October 27


It’s Never Too Late by Julia Reynolds

I have always been a reader. As I was growing up, my parents had their own books on bookshelves, by their bed, on counters, in cars, and anywhere else they might stop and read. It was similar in the bedroom I shared with my sister – books in baskets, in bookcases, and by my bed – with a light clipped to my headboard so I could read late into the night after the lights were turned off. This foundation for my reading life (which I have repeated with my 9-year-old son Liam) helped me survive the confines of traditional teaching (assigned texts, 6+ week long units, lower-level quizzes and tests) that I encountered during much of my schooling.


As an educator, I am a tireless advocate for students and reading, especially what we can do during school hours since we cannot control what happens (or not) at home. This meant, over 17 years ago when I started teaching, giving time every Friday for “Reading Day” with my high school students (despite a curriculum packed with mandated whole class texts). As a district administrator, it means standing against purchasing basals and whole class novels, instead giving money to teachers to choose and purchase books for their classroom libraries. It means learning with Richard Allington, Donalyn Miller, Penny Kittle, Lucy Calkins, Chris Lehman, Cris Tovani, and others to support the professional learning of teachers about reading workshop. It even means taking risks and jumping into teaching situations to remind myself that workshop teaching is challenging work, but it is also the best and most rewarding work I have ever done.

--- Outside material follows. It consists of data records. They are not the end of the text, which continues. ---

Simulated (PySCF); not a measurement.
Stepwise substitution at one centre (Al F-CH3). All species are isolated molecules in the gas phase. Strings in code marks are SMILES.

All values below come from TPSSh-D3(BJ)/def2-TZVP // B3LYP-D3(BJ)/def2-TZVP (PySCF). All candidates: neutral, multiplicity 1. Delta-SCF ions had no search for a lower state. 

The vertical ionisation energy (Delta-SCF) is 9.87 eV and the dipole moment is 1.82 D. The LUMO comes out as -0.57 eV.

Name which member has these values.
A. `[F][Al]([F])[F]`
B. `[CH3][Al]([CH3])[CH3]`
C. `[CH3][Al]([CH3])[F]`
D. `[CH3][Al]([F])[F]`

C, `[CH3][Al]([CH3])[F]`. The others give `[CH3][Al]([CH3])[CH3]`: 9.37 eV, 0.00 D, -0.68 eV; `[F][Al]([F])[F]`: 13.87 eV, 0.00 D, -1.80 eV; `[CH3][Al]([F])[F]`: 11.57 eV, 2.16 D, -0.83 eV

A few years ago, I taught a Saturday morning reading class at the local community college. This non-credit bearing course was for students who did not score high enough on the ACT (or took the ACT so long ago that the scores did not count anymore). I was excited to try workshop teaching in my class, so when I was given the course textbook and told to teach skill-and-drill exercises with worksheets, I told my students to not buy the textbook (or sell it back if they already purchased it). Instead, I had a classroom library “on wheels” that I rolled into class every week, laying out books, doing book talks, and helping students pick books.  One student, Anthony, claimed he is a better bedtime story reader for his children because of all the reading he did in class.  Another student, Dennis, who recently was in prison, mentioned that he had never read a book in his life, and now that he finished nine books, including Jack Gantos and Matt De La Peña, in 15 weeks during our class, he had his “swagger” back.


A few summers ago, I taught summer school to incoming ninth grade students at a local private school.  The students were chosen due to low entrance exam scores.  The initial idea was for someone to pre-teach the mandated summer reading (The Lightning Thief) over 8 weeks.  Instead, I proposed that I teach the class in a workshop format, with book talks, a classroom library, and time to read. Luckily, the administrators agreed (I don’t think I would have taught it otherwise). One student, Cole, told me that he had not read a book since fifth grade (Hatchet), but during the summer, he discovered books by Chris Crutcher and wanted to read everything written by the author.  In less than 2 months, the 14 students who I “coached” read 229 books (compared to 120 books during their entire eighth grade school year) and 44,716 pages. Every one of the parents thanked me, many with tears in their eyes, for inspiring their child to enjoy reading.


Last year, I taught ninth grade English every morning during first hour.  Of course, I did this in a workshop format (daily commitment to reading and writing) with a classroom library of over 1000 books. My students were chosen for my class due to low test scores. We worked all year on setting goals for reading, building stamina, choosing good books, making plans for reading, and celebrating success in reading. Every day, I saw students smiling while they read, engaged in the text, and not willing to put the book down. Arriving early was a daily occurrence as students went book “shopping” at the classroom library, shared book recommendations, and started reading 15-20 minutes before class started. One student who started the year not speaking because of trauma read over 25 books during the year and went on a whirlwind evening trip with me to go meet Laurie Halse Anderson (one of her favorite authors) at a bookstore two hours away.  When I tabulated the end of the year results, we had 667 conferences about reading and writing and my 22 students read 453 books.  Now as tenth graders, my students (who are no longer considered the ones with low test scores) continue to reach out to me to share book ideas, ask for new titles, and demonstrate to me that the experience of “English 9 on Steroids” was successful.


These experiences working with students in various contexts to build their reading lives have reinforced my relentless commitment to students and reading.  It is never too late to begin working on the foundation for a love of reading, learning new authors and building stamina. It is never too late to try workshop teaching, and all students should experience the possibility of becoming independent, lifelong readers.  It is never too late to continue advocating for every student’s right to best practice teaching, having access to books, and choosing what she or he reads. We must never stop trying.


Julia Reynolds (@jmrliteracy) is Director of Curriculum and School Improvement in Northview Public Schools and Associate Professor of Education (Literacy Studies) at Aquinas College, both in Grand Rapids, Michigan. She is a past president of both the Michigan Council of Teachers of English (MCTE) and Michigan Reading Association (MRA). In her “spare” time, she loves being with her husband, Billy, and their son, Liam, and reading professional, young adult, and children’s literature whenever she can.